The Bouguenais, owned by Morbihannaise de Navigation, was inspected two times in 2000 in the frame of the Paris Memorandum of Understanding. In Savonne, Italy, three deficiencies were found. In Antwerp, ten deficiencies were found. They concern the certificates of classification and navigation documents, the rescue equipment, the fire fighting system and the navigation security. One infraction related to the International Safety Management – ISM – shows that communication between those aboard and on land is itself also deficient.
Robin des Bois asks the Maritime surveyors at Cherbourg or any other competent authority in a country that signed Paris Memorandum of Understanding to carry out a thorough inspection of this ship, including, given the type of materials transported – nuclear waste or spent fuel — a radiologic survey for all structures, not only the hold, but also the deck, the living quarters, and the navigation area.

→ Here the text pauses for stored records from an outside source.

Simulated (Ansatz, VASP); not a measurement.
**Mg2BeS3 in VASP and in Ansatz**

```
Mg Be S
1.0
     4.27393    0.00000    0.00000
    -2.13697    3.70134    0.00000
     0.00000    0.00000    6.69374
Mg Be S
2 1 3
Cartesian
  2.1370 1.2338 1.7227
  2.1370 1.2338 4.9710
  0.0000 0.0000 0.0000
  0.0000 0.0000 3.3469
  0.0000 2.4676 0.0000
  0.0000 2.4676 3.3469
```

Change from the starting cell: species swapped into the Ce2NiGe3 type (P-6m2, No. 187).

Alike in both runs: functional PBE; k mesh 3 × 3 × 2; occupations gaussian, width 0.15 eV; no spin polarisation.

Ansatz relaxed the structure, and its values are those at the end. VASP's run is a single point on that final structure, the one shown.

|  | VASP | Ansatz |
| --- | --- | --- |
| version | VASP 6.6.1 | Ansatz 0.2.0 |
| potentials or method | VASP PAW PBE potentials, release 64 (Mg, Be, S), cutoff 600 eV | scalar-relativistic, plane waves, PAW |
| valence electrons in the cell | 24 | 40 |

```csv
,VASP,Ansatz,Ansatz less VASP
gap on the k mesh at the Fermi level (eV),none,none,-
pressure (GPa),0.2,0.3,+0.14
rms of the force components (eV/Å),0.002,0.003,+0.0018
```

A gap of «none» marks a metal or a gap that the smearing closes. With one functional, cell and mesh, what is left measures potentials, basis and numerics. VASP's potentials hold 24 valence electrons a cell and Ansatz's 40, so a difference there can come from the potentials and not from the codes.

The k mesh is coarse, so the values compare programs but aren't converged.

The use of such a boat (built in 1984 with a Cypriot flag until 1993) register Kerguelen, the French flag of convenience, with Pakistani or Filipino sailors, for the alternate transport of radioactive materials or general cargo like clay destined for the animal bedding, demonstrates the international maritime community’s collective lack of rigor. Today Australia sends nuclear spent fuel to France, but since 1996, the Bouguenais has also been used for the transport of spent fuel from research reactors in Sweden, Denmark, Austria, Greece, Great Britain, to Sunny Point, the US military harbor, without giving rise to significant backlash.